The current downturn has affected chain-scale segments across the board, but some more than others. Historically, the midscale-without-food-and-beverage segment has been one that tends to perform a bit better then the rest regardless of the economic conditions. This is true during the current downturn, and it appears location also plays an instrumental role in their performance.
The STR-defined six location types are urban, suburban, airport, interstate, resort and small metro/town. Within these six location types, STR samples between 95 to 99 percent of the midscale without F&B room supply.
Year-to-date ending May, the midscale-without-F&B room supply increased 7 percent, room demand declined 5.8 percent, and room revenue decreased 9.6 percent during last year. Although room demand and revenue have declined, this segment is faring better than the other chain scales.

Analyzing the midscale-without-F&B segment based on location, it was surprising to see only one of the six location types is experiencing flat/positive room demand and room revenue growth. The small metro/town location hotels in the segment experienced 0.1 percent growth of room demand and revenue during the first five months of 2009 compared with the same period last year.
Small metro/town locations are typically considered smaller secondary or tertiary markets and include cities such as Asheville, North Carolina, and Gulfport, Mississippi. One would assume that these gains are most likely driven by weekend business, when it is actually the weekdays that have experienced the positive growth in rate over last year: 0.2 percent.

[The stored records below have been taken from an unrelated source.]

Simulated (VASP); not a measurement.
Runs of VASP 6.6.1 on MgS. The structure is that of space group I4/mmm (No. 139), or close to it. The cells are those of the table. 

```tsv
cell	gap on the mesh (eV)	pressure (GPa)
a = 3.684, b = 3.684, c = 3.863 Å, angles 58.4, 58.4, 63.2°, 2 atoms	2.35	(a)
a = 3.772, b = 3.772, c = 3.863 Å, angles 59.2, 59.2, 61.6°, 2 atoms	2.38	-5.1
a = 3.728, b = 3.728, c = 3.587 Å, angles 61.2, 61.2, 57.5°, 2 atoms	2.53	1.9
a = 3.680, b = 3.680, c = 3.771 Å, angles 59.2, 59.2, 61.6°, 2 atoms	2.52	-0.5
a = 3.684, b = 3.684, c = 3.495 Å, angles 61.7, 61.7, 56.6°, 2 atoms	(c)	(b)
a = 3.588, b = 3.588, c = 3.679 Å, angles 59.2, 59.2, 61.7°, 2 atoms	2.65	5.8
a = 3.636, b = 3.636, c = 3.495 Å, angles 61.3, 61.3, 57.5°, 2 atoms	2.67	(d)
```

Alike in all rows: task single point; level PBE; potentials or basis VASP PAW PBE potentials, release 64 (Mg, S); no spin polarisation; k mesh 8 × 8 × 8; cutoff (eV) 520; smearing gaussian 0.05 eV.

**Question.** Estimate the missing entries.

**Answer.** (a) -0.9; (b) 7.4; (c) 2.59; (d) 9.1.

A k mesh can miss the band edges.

Four of the six locations have experienced double-digit, room-revenue declines. Midscale without F&B properties in airport and resort locations experienced the greatest decline year to date ending May. Room revenue for midscale without F&B hotels in airport locations declined more than 16 percent throughout last year, and room demand decreased 8.2 percent. It’s apparent the cutbacks in airline capacity and routes have negatively affected this segment.
Room revenue declines for midscale without F&B properties located in resort locations are credited to the poor performing weekdays. Year to date ending May, weekday revenue per available room was down over 21 percent.

As of May, the midscale without F&B segment had almost 53,000 new rooms in construction. The two locations experiencing the largest supply growth in this segment are small metro/town and interstate. Small metro/town midscale without F&B room supply increased 11 percent and interstate room supply increased more than 10 percent. As the economy recovers, it’ll be interesting to see how the large supply growth affects the midscale without F&B properties among these two location types.

We’ve all heard and have probably used the phrase “location, location, location” regarding real estate—commercial or private. The data concerning the midscale-without-F&B segment shows this age-old saying holds true.